RAMALLAH — The Palestinians on Saturday condemned as “blatant discrimination” Washington’s decision to block the appointment of their former prime minister Salam Fayyad as UN peace envoy to Libya.
UN chief Antonio Guterres nominated Fayyad to the post on Thursday and the Security Council had been expected to approve his appointment without objections.
But late on Friday, US ambassador Nikki Haley announced she was blocking the appointment because “for too long, the UN has been unfairly biased in favor of the Palestinian Authority to the detriment of our allies in Israel.”

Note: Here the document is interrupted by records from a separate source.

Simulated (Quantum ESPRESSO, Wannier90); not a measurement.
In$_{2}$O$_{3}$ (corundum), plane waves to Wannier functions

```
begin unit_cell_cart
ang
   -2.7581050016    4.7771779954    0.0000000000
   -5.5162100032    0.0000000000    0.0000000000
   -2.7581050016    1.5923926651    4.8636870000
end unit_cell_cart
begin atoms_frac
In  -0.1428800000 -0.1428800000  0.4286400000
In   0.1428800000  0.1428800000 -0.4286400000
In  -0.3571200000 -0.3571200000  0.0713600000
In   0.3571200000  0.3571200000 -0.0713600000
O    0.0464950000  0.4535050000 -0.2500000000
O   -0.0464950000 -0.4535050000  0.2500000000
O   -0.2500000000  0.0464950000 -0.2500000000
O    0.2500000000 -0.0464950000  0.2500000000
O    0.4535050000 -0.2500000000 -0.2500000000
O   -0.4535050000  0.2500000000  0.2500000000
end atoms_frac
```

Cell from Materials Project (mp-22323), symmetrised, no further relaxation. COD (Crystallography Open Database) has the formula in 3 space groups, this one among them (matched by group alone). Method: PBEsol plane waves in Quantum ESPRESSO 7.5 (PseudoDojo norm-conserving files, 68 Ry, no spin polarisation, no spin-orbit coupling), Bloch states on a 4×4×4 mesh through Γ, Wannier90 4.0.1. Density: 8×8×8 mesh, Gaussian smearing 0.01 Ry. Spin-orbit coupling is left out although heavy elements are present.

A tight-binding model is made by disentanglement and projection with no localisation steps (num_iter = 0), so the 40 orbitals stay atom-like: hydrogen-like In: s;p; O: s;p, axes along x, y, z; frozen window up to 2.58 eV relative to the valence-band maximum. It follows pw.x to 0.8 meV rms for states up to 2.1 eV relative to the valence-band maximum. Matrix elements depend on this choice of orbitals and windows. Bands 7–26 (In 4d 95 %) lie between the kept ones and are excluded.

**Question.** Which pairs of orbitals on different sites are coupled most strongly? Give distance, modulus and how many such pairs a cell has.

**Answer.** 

Palestine Liberation Organisation executive committee member Hanan Ashrawi dismissed the “flimsy excuse” for a move she described as “unconscionable.”
“Blocking the appointment of Dr. Salam Fayyad is a case of blatant discrimination on the basis of national identity,” she said.
Fayyad, 64, was prime minister of the Palestinian Authority from 2007 to 2013, and also served as finance minister twice.
Israel praised the move even though Fayyad is widely respected in Israel and abroad as a pragmatic and moderate Palestinian leader.
Crikey: Even I like Fayyad! https://t.co/rxYTLLfVvz
— Bret Stephens (@BretStephensNYT) February 11, 2017
“This is the beginning of a new era at the UN. The United States stands firmly and unapologetically beside Israel,” Israeli ambassador to the UN Danny Danon said.
Former US ambassador to Israel Dan Shapiro slammed the move as “stunningly dumb” in a tweet.
“True it’s farce, ridiculous. But if you know Fayyad — decent, smart, honest, ethical, hardworking — it’s much more outrageous,” Shapiro said.
Fayyad had been tapped to replace Martin Kobler of Germany, who has been the Libya envoy since November 2015.
Trump's nixing of Elliott Abrams has a lot in common with Haley's vote against Salam Fayyad. Most of all, the ignorance.
— Amir Tibon (@amirtibon) February 11, 2017
US President Donald Trump and Haley have criticized the United Nations for adopting a resolution in December that demanded an end to Israeli settlement building.
“Going forward, the United States will act, not just talk, in support of our allies,” Haley said on Friday.